Japan to Postpone Talks with North Korea

W460

Japan will postpone talks with North Korea after it announced plans to launch a rocket later this month, Kyodo news agency said Saturday, days before diplomats from the two countries were due to meet.

North Korea will launch a rocket between December 10 and 22, said official Korean Central News Agency earlier on Saturday, in what will be the country's second long-range rocket launch this year following a much-hyped but failed attempt in April.

Senior Japanese and North Korean diplomats had been due to meet in Beijing on December 5-6 following rare talks in Mongolia in mid-November, which had marked the first senior-level meeting between the two nations in four years.

Japan's Prime Minister Yoshihiko Noda decided Saturday to postpone the bilateral talks in the face of North Korea's announcement of plans to launch an "earth observation satellite", said Kyodo.

Japanese Defense Minister Satoshi Morimoto issued an order to the Self-Defense Forces to prepare for destroying North Korea's rocket if necessary in case of its launch, reported the agency.

"I have determined it will be difficult to hold the meeting from a comprehensive standpoint, and I informed the other party of my postponement decision," Kyoda quoted Noda as saying.

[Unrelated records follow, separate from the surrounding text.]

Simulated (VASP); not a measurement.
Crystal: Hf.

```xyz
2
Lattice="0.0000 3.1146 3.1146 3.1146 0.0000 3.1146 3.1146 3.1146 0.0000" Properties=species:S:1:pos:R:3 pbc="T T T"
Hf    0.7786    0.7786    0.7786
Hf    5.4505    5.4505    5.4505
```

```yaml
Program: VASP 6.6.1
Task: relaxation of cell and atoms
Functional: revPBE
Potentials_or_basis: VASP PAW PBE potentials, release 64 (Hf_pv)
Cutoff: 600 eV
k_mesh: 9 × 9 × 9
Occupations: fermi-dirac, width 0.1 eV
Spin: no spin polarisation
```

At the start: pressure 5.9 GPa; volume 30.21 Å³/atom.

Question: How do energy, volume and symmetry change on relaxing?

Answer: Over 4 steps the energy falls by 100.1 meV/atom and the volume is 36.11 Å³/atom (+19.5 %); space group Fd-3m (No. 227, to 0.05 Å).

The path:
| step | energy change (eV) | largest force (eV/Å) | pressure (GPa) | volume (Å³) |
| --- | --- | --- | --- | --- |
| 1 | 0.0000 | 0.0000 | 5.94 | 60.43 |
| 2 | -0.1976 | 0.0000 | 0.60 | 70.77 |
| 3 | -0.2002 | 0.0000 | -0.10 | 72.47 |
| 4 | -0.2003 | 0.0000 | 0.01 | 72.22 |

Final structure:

His comments came after a meeting of relevant ministers, attended by Morimoto, Foreign Minister Koichiro Gemba and Chief Cabinet Secretary Osamu Fujimura convened to discuss how to deal with the issue, Kyodo said.

"It will be quite regrettable if the launch is carried out. The international society, including Japan, will have to respond to it in a decisive manner," Kyodo reported Noda as saying.

Japan said it would work closely with the United States, South Korea and China to dissuade North Korea from going ahead with the launch, Jiji Press news agency had earlier reported, quoting government officials.

Japan and North Korea do not have diplomatic ties and have long been at odds, with Tokyo pressing Pyongyang to come clean over past abductions of Japanese nationals and its nuclear ambitions.

In 2002 Pyongyang admitted its agents had kidnapped Japanese nationals in the 1970s and 1980s to train its spies in Japanese language and customs.

North Korea maintains Japan has not made up for its wartime aggression and demands compensation and atonement.